I want to do Bayesian Inference of parameters of a black-box simulator function. The issue is that the simulator is very slow, taking many seconds or minutes for a single evaluation of the model at some parameters. Limiting to a minimum viable problem situation reduces the time it takes for one evaluation of the simulator to ~milliseconds. However, an advantage is that I do not have a large number of parameters I want to infer (< 10), and not a lot of data points for each call of the simulator (~200).
At the moment I am using Approximate Bayesian Computation with Sequential Monte Carlo in a way that is similar to what is described in this example of the PyMC
documentation. For the minimum viable problem, this works very well, I am getting the expected distribution for the posterior with a runtime of roughly 15 minutes on my laptop. Looking at plot_pair
shows that there is a non-trivial correlation structure between the parameters:
However trying this same approach for the realistic scenarios takes prohibitively long, because the simulator evaluation is so much more expensive.
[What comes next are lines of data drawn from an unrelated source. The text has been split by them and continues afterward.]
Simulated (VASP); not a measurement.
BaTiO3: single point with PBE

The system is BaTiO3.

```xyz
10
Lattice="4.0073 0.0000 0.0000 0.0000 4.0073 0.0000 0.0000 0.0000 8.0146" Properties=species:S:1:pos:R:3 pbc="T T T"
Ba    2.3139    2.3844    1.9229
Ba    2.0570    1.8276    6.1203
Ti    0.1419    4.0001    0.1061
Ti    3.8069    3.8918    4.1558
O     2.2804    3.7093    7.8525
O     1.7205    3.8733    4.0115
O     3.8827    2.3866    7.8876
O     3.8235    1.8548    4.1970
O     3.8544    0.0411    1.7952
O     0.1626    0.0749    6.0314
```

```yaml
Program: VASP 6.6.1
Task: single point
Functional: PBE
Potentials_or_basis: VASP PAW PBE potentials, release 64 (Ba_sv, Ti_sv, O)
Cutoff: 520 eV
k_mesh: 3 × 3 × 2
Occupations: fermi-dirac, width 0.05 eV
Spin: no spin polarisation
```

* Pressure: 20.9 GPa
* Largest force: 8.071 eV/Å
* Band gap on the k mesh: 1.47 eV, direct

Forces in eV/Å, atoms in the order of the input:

I tried to tune the number of draws and epsilon
in pymc.Simulator()
to reduce the runtime while still giving a meaningful result, which already helped, but not enough. Naturally, I am also working on optimising the simulation function, however it is very likely impossible to reduce the runtime fundamentally.
Doing plain MCMC sampling with Slice doesn’t give the expected results even for the minimal version of the problem. Using it for the realistic scenario takes prohibitively long.
I also tried implementing the gradient of the model via a finite difference approach, and tried the NUTS sampler for MCMC as well as the variational inference methods implemented by PyMC (ADVI, FullRankADVI, SVGD). However all of these do not converge to the expected posterior even for the minimal viable model and are prohibitively expensive for the realistic simulator scenario as well.
I asked a similar question on StackExchange, where it was recommended to use Variational Sequential Monte Carlo, which however is not directly supported by PyMC and I could not get it to work.
What are approaches that I could try to deal with such an expensive simulation function? How could I optimise the number of times this simulation function needs to be called as much as possible? Or is there an entirely different approach, which is better suited to this issue? (Apologies if I am missing something obvious, I am quite new to Bayesian inference.)